Conventional optimization methods can then be implemented accordingly. (Note that constraints may have to be further imposed on $\mathbf{X}$ to ensure the existence of solutions. For example in Equation 1.1 above we note that simply by rescaling $\mathbf{X}$ we can send $f(\mathbf{X})$ to $\pm\infty$, thus no optimal solution exists. To remedy this we could impose, say, $\operatorname{Tr}\mathbf{X}=1$.)

One quickly observes the impracticality of this approach except in the simplest of cases. Even if the form of $f$ is relatively simple, like the one above, a few issues persist. For instance, if $\mathbf{X}\in M_{n}(\mathbb{R})$ for general $n$, then as $n$ increases the corresponding analog to $f$ in Equation 1.2 becomes considerably messier. Likewise, had the field been $\mathbb{C}$ instead of $\mathbb{R}$, or if there were constraints among the elements of $\mathbf{X}$ (if $\mathbf{X}\in M_{n}(\mathbb{R})$ is symmetric, say, then the number of Lagrange multipliers required goes as $\Theta(n^{2})$). But perhaps the most salient deficiency lies beyond the mathematics: that $\mathbf{X}$ is a matrix (and not just a bunch of numbers) often holds significant physical meaning, and one would like to preserve this structure to gain further insight into the problem. This is perhaps best illustrated with an example. Suppose the optimal solution to some problem (similar in flavour to Problem 1.1 above) is given by $\mathbf{X^{\star}}=\begin{bmatrix}a^{\star}&b^{\star}\\ c^{\star}&d^{\star}\end{bmatrix}$ with

	$\displaystyle a^{\star}$	$\displaystyle=p^{3}-p^{2}+2pqr+qrs-qr$
	$\displaystyle b^{\star}$	$\displaystyle=p^{2}q+q^{2}r+pqs+qs^{2}-pq-qs$
	$\displaystyle c^{\star}$	$\displaystyle=p^{2}r+qr^{2}+prs+rs^{2}-pr-ps$
	$\displaystyle d^{\star}$	$\displaystyle=s^{3}-s^{2}+2qrs+pqr-qr$

where $\mathbf{Y}=\begin{bmatrix}p&q\\ r&s\end{bmatrix}$ is a matrix involved in the specification of the problem. One suspects it might be possible to express $\mathbf{X^{\star}}$ in terms of $\mathbf{Y}$, but it is not immediately obvious how³³3Here, $\mathbf{X^{\star}}=\mathbf{Y}^{3}-\mathbf{Y}^{2}$. The solution form is admittedly rather artificial. For a ‘realistic’ example see Example 4.3 below.. By using the ‘obvious’ method above, we have obscured potentially important information in the form of an explicit connection between $\mathbf{X^{\star}}$ and $\mathbf{Y}$.
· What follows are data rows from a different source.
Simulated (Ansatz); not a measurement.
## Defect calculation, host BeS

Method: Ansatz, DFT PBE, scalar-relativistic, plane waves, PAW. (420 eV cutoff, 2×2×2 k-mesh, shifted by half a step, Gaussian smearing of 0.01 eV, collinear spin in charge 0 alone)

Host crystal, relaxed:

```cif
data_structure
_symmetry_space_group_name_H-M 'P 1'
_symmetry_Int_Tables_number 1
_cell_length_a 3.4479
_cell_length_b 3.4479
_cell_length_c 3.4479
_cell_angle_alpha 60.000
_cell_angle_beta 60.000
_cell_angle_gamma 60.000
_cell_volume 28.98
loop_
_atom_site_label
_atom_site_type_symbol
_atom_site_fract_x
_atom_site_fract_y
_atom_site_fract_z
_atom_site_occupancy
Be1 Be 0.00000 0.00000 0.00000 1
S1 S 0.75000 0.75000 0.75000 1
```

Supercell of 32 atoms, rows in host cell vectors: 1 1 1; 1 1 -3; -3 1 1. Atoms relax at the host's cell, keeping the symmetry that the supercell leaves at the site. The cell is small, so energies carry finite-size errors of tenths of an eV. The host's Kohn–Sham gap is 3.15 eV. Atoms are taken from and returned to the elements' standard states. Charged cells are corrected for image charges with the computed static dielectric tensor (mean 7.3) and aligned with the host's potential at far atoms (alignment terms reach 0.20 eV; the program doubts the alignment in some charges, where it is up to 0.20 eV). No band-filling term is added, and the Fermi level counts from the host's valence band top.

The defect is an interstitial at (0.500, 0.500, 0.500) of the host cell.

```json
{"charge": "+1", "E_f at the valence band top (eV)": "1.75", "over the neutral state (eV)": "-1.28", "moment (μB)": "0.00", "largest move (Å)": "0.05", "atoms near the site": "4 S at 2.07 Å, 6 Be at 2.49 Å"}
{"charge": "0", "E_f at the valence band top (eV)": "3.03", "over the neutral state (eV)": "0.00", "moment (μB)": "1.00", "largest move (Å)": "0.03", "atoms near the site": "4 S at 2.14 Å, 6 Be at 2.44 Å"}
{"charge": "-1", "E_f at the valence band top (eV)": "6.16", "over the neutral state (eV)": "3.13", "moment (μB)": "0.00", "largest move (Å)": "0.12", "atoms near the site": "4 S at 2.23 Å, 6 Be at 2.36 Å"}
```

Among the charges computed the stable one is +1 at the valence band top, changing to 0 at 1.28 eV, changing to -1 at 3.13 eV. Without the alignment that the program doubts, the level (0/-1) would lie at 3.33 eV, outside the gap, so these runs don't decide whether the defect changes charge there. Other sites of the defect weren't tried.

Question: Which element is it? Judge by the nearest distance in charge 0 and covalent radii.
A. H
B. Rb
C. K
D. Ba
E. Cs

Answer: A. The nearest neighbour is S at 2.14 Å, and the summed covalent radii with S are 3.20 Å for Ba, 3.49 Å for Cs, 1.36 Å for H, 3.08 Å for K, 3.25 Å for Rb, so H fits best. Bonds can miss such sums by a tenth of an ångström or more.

Wouldn’t it be nice if we could somehow differentiate $f(\mathbf{X})$ with respect to $\mathbf{X}$ as a whole? That is, we obtain something like

$\displaystyle\frac{df(\mathbf{X})}{d\mathbf{X}}=f^{\prime}(\mathbf{X})$

for some matrix function $f^{\prime}$, which we can call the matrix derivative of $f$. Then by setting $f^{\prime}(\mathbf{X})=0$ we could hopefully extract the optimal $\mathbf{X}$, in a similar flavour to the procedure taught in elementary calculus. Showing that this could be done for a large class of interesting and relevant functions, and how to do it, is the focus of this article.

We define the following notations. Let $\mathbb{N}=\{1,2,\dots\}$ be the set of positive natural numbers. For $n\in\mathbb{N}$, $[n]=\{1,2,\dots,n\}$. If $z\in\mathbb{C}$, $z^{*}\in\mathbb{C}$ denotes its complex conjugate. $M_{n}(\mathbb{F})/\mathbb{F}^{n\times n}$ is the set of $n\times n$ dimensional matrices over the field $\mathbb{F}$, where $\mathbb{F}=\mathbb{R}/\mathbb{C}$. We denote a Hilbert space by $\mathcal{H}$ ($\mathcal{H}_{N}$ if its dimension is to be explicitly specified), the set of linear operators on $\mathcal{H}$ by $\mathcal{L}(\mathcal{H})$, and the set of density operators on $\mathcal{H}$ by $\mathcal{D}(\mathcal{H})$. $\|\cdot\|_{F}$ is the Frobenius norm. The symbol $\odot$ denotes component-wise product, e.g. for vectors $(v\odot w)_{i}=v_{i}w_{i}$, for matrices $(A\odot B)_{ij}=A_{ij}B_{ij}$. Throughout most of this text, we adopt the convention whereby scalar quantities are denoted by lowercase symbols ($x$), vector quantities by lowercase boldface $(\mathbf{x})$ and matrix quantities by capital boldface $(\mathbf{X})$.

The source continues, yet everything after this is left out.